The West is tightening the screws on Russia. This week, the EU discussed blocking big, state-owned Russian banks from European capital markets, while goods that could be put to military as well as civilian use, such as computers or machinery, may be subject to an export ban.
The latest measures also restrict high-tech exports to the Russian energy industry. So who, beyond Russia, will be most affected by these restrictions and possible retaliation?
The EU has “drastically more economic clout”, as Matthew Yglesias notes on Vox.com. It is a $17trn economy; Russia’s annual national income is $2trn. And Russia imports around $300bn of goods from Europe. The biggest European exporters to Russia are Austria, the Netherlands, Belgium and Germany.
But these sales are only worth between 1% and 1.2% of GDP. The European banking sector’s exposure to Russia doesn’t look too bad either. Austria’s is greatest, at 1.3% of total bank assets. Italy and France come next, at around 0.5%. Germany’s is 0.2%.
More serious would be an interruption of Russian gas supplies to Europe in retaliation for sanctions. The average EU state gets 24% of its gas from Russia, but this rises to 100% in some eastern Europe countries. Parts of Europe would be forced to revive old coal-fired power stations, which would take months.
But the numbers don’t tell the full story. “The macroeconomic impact will…exceed the notional sums by a wide margin,” says the FT’s Wolfgang Munchau, due to knock-on effects. For instance, a cut in Russian gas exports to Europe will crimp production here, in turn further hampering exports of goods to Russia.

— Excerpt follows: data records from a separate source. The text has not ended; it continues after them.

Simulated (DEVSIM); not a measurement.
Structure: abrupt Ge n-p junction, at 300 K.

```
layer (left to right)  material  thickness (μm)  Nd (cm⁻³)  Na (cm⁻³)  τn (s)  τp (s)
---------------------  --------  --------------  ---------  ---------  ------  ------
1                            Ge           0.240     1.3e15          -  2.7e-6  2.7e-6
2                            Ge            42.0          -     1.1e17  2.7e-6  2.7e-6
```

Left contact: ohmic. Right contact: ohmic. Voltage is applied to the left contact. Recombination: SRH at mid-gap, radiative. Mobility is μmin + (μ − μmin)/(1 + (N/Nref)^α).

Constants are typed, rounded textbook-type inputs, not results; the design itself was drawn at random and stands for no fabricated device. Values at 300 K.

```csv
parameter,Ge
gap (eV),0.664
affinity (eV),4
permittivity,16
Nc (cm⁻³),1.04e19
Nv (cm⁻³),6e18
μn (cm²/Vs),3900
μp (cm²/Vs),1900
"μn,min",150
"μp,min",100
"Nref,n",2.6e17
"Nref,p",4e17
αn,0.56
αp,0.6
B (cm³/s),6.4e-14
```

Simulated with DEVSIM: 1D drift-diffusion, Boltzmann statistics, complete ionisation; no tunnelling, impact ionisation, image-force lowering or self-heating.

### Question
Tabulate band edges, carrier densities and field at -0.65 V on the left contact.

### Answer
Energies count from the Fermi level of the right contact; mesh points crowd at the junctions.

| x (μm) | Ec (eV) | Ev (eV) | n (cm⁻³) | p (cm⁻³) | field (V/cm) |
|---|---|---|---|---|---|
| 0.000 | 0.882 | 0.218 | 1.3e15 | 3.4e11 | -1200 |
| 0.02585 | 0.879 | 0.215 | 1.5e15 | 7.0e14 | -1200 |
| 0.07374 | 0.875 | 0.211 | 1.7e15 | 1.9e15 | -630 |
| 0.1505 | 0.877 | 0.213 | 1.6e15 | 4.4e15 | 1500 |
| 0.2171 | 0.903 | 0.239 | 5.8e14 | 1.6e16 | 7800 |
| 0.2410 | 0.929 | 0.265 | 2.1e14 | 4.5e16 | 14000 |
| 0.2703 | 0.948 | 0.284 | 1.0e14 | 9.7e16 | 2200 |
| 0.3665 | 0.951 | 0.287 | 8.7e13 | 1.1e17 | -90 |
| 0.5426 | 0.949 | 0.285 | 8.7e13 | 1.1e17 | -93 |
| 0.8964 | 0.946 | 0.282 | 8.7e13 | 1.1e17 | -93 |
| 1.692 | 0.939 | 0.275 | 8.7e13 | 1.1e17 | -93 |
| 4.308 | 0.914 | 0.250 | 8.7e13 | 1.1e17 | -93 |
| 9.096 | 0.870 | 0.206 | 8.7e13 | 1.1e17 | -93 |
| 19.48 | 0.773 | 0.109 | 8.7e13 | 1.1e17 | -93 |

Similarly, Wirtschaftswoche points out that German firms such as Volkswagen, Siemens and Adidas, which makes 7% of its sales in Russia, would be hit hard if the Russian market dried up. This could undermine their investments elsewhere as well as the consumption of their employees.
The crisis is already expected to cost German exporters 0.5% of the expected growth this year, and sanctions have barely started. German investor confidence, a leading economic indicator, has been sliding for several months. With Europe’s rebound already fragile, this latest crisis is the last thing it needs.